The Reserve Bank of Australia (RBA) may very well keep rates on hold, or even deliver an interest rate cut when it meets next week.
Official inflation figures from yesterday showed Australia was moving in the right direction and that the interest rate hikes were working.
The annual inflation read was 6.8 per cent in February, a drop from 7.4 per cent the month prior, and was the final piece of domestic data the RBA board wanted to see before the April meeting.
“The arguments for and against a hike are both strong. However, if the RBA is ultimately looking to hit the pause button, this latest round of inflation data will give them cover to take a breather,” Tindall said.
“The RBA has already fired off 10 rate hikes, but the average household is probably still only up to their seventh or eighth rise.”
Tindall said household budgets, already at the end of their tether, might still tip into the red in the next couple of months, even if the cash rate stayed put in April.
“If the RBA keeps the cash rate on hold, borrowers should not assume that’s the end of the hikes. Inflation might be moving in the right direction but it’s unlikely to come all the way back down below 3 per cent without further intervention,” Tindall said.
“If you’ve got a mortgage, plan for at least one, potentially even two more RBA hikes in the next few months. If you budget for these hikes and they don’t materialise, then you may decide to tip it into your mortgage anyway.”

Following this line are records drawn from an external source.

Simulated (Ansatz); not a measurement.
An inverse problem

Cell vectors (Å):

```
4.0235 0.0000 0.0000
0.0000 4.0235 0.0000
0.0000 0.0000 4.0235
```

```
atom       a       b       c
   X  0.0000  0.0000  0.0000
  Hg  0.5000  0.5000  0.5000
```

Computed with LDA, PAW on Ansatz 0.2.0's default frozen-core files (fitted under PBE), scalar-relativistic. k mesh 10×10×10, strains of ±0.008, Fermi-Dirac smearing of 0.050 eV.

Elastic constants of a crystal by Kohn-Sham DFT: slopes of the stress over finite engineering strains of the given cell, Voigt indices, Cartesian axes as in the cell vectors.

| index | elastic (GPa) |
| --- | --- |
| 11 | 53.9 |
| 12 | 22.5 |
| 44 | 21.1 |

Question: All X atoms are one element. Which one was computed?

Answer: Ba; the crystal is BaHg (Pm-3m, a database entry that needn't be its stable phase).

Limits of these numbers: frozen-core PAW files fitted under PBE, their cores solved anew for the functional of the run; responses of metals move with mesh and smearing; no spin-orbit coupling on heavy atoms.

Rate hike not off the cards entirely
At 6.8 per cent, inflation is still too high and at least one more hike is likely to be needed, so the RBA may press ahead in April in a bid to get the job done.
Another 0.25-percentage-point increase next week would take the cash rate to 3.85 per cent – the highest level since April 2012.
If that happened, the average borrower with a $500,000 loan at the start of the hikes last May could soon be paying a total of $1,059 more a month on their mortgage.
That’s a 45 per cent increase to their monthly repayments in 12 months.